Social Media Measurement
Social media metrics are important because they prove you can measure how successful a campaign is, how well your social strategy is performing, and overall, the impact of social media on your area and organisation.
Analytics keep you aware of general social profile and brand health – you don’t know the impact of your social media presence until you have the data to back it up.
Engagement: how much audience accounts are interacting with your account and how often via actions taken e.g., likes, comments, shares, clicks, retweets, URL clicks
Engagement really comes down to how your content helps build a relationship with your audience. Every network will have some sort of overall engagement metric that is a total sum of smaller engagement metrics such as likes, comments, and shares and many of them have more than one type of metric, or different naming conventions, such as Retweets vs. Shares.
High engagement rates indicate audience health - how responsive your audience is and how many are real followers, interesting content types and your awareness of your brand.
Post engagement rate: The number of engagements divided by impressions or reach. A high rate means the people who see the post find it interesting.
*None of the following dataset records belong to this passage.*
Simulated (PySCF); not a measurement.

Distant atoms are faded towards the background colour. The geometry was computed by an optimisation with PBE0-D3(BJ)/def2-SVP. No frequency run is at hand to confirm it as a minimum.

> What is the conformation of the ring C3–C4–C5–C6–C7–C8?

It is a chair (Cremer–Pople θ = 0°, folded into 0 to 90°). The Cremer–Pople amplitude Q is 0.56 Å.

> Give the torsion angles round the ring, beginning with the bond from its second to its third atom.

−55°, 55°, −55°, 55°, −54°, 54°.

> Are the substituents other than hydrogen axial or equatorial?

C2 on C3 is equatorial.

Account mentions: Organic mentions, like @mentions that aren’t part of a reply, or tagging a brand in an Instagram story without prompting, indicate good brand awareness.
Like most metrics, looking at one engagement metric might not give you all the context you need to make full decisions for your strategy. Looking at a combination of metrics is a great way to learn more about what levers you can pull to meet your specific goals. For example, a post that receives a lot of likes but not comments or shares isn’t always bad.
Impressions are how many times a post shows up in someone’s timeline
Reach is the potential unique viewers a post could have (usually your follower count plus accounts that shared the post’s follower counts).
Frequently used but often confused, impressions and reach are each an important metric to track, especially if your goals for social are focused around brand awareness and perception.Using native analytics tools in conjunction with independent social listening programs is the best
When you create a post on Facebook, you’ll want to look at how well each post performs. It’s also helpful to compare your posts to each other to see which ones perform the best.
Let’s say one of your business goals is to increase brand awareness, so you create a timely infographic that you share on Facebook.
To determine the success of your post, you’ll check performance metrics like reach and shares on your infographic post. You’ll know brand awareness is increasing if you see a growing number of likes on your page and greater engagement on your posts.
To use Instagram Insights, you must have a business profile account which is available through the platform’s mobile app
With an Instagram business account, you can track the performance of your photo and video posts on the platform. Look at top posts and view demographics to assess your audience, or take a deeper dive into impressions, reach, and engagement for each post.
When your area is a good fit for visual social content, you can use Instagram’s native analytics to find the right combination of image, content, hashtags, and post length.
Twitter is a great channel to test your metrics and quickly optimize your top-achieving content. By keeping an eye on the performance of your content over 30-day periods, you should have a firm grasp on how your posts track and what a typical engagement rate looks like for you.
Whether you’re seeking engagement and reach on your posts or tracking conversion rates on your ads, remember to choose metrics that matter for your operations. Growing your audience won’t have an impact if you aren’t driving engagement and conversions through your content. Don’t be afraid to reuse your best material.
Not only do LinkedIn’s analytics give you data on the engagement and impressions for your posts, but they also offer information on your audience.
Tapping into your networks to share news and updates gives you additional metrics to work with and expands your reach exponentially.
If post reach is one of your KPIs on LinkedIn, look at the content that gets the greatest amounts of engagement, likes, and shares when posted to your company page or shared by your employees as brand ambassadors.
It’s important to remember that only using the native analytics features will not give you a full picture. It is vital to create data benchmarks to help you measure success over time, and that you should always go by your own predetermined key performance indicators (KPIs) instead of what the native analytics programs tell you are your most successful posts.